Wav2Vec2-Large-XLSR-53 — Singing Phoneme CTC Model (Two-Stage Fine-Tuning, LoRA Merged)

Model Summary

This model is fine-tuned from jonatasgrosman/wav2vec2-large-xlsr-53-chinese-zh-cn via a two-stage training pipeline. The original character-level CTC head (~3,500 Chinese characters) is replaced with a custom multilingual phoneme head (POLYGLOT, 39 phonemes), targeting phoneme-level temporal alignment of singing vocals (e.g., karaoke lyrics synchronization).

This checkpoint is a fully merged model. The Stage 2 LoRA adapter weights have been merged into the base model via merge_and_unload(). No PEFT dependency is required at inference time — load directly with transformers.

Model Architecture

Backbone: Wav2Vec2-Large (XLSR-53), encoder hidden size 1024
CTC Head: Dropout(0.1) + Linear(1024 → 39) (replaces the original Chinese character CTC head)
Stage 2 LoRA Adapter (merged): Originally applied to all attention and FFN layers in the encoder (see hyperparameters below); weights have been merged into the backbone via merge_and_unload()

Phoneme Set (POLYGLOT — 39 tokens)

Category	Phonemes
Special tokens	`<pad>` (also CTC blank), `<unk>`, `\|` (word boundary), `<sil>` (silence)
Stops — aspirated	`p` `t` `k`
Stops — voiced / unaspirated	`b` `d` `g`
Nasals	`m` `n` `ng`
Fricatives	`f` `v` `s` `z` `sh` `zh` `h` `th` `dh` `hy`
Affricates	`ch` `jh` `ts` `dz`
Liquids	`l` `r`
Glides	`w` `y`
Vowels	`a` `i` `u` `e` `o` `ü` `ae` `ir`

The phoneme set is designed to cover Mandarin Chinese (pinyin initial/final decomposition), English (ARPAbet mapping), and a subset of Japanese phonemes.

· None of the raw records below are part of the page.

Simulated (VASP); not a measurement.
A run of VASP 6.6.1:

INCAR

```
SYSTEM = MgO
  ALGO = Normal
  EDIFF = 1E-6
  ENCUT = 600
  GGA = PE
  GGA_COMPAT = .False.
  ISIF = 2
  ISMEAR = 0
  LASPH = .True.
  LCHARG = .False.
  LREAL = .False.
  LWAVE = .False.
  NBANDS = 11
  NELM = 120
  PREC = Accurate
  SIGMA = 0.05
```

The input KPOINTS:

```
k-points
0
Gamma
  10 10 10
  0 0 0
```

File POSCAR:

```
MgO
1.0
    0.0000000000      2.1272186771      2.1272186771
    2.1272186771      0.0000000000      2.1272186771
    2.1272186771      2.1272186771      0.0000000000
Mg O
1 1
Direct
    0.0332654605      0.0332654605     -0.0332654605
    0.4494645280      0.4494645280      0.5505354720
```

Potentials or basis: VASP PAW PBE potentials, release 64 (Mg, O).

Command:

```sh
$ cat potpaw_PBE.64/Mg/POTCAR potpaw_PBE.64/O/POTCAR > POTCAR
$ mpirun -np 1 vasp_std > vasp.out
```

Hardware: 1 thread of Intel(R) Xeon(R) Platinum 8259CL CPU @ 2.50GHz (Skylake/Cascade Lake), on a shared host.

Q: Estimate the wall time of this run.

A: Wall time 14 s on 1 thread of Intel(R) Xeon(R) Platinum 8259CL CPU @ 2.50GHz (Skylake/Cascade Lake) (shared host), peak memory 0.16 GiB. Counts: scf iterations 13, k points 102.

Note — Training coverage: Although the vocabulary is multilingual by design (zh / en / ja), all training data in both stages is Mandarin-only (AISHELL-3 + M4Singer). The English and Japanese phonemes (v, th, dh, hy, jh, dz, ü, ae, ir, …) exist in the vocabulary but have received no supervised signal; their behaviour at inference time is untested and likely unreliable.

Training Procedure

Stage 1 — Frozen Encoder, New CTC Head (AISHELL-3)

Setting	Value
Training data	AISHELL-3 (Mandarin speech, ~85 speakers)
Encoder	Fully frozen (including CNN feature extractor)
Trainable parameters	`lm_head` only (new CTC head)
Input	Pre-extracted encoder hidden states cached to HDF5
Batch size	8 (Gradient Accumulation × 4 = effective batch 32)
Learning rate	5e-4 (AdamW, weight decay 0.01)
Schedule	Cosine decay with linear warmup (3 epochs)
Regularization	Time masking (2× per sample, max 30 frames)
Early stopping	patience = 15 epochs (PER-based, min_delta = 0.001)
Evaluation metric	Phoneme Error Rate (PER), CTC greedy decoding

Stage 2 — LoRA Fine-Tuning (M4Singer)

Setting	Value
Training data	M4Singer (Mandarin singing, ~700 songs, 20 singers)
Base model	Stage 1 best checkpoint
LoRA rank	8
LoRA alpha	16
LoRA dropout	0.05
LoRA target modules	`q_proj`, `k_proj`, `v_proj`, `out_proj`, `intermediate_dense`, `output_dense`
`modules_to_save`	`lm_head` (full weights, not LoRA)
CNN feature extractor	Frozen
Batch size	8 (Gradient Accumulation × 4 = effective batch 32)
Learning rate	LoRA adapter: 1e-5 / lm_head: 1e-6 (separate param groups, AdamW)
Schedule	Cosine decay with linear warmup (10 epochs)
Regularization	Wav2Vec2 built-in SpecAugment (`mask_time_prob=0.05`)
Early stopping	patience = 100 epochs (PER-based, min_delta = 0.001)
Training precision	bfloat16 AMP (CTC loss computed in float32)
Evaluation metric	Phoneme Error Rate (PER), CTC greedy decoding

Usage

Load the Model

This checkpoint is already merged — load it directly with transformers, no PEFT required.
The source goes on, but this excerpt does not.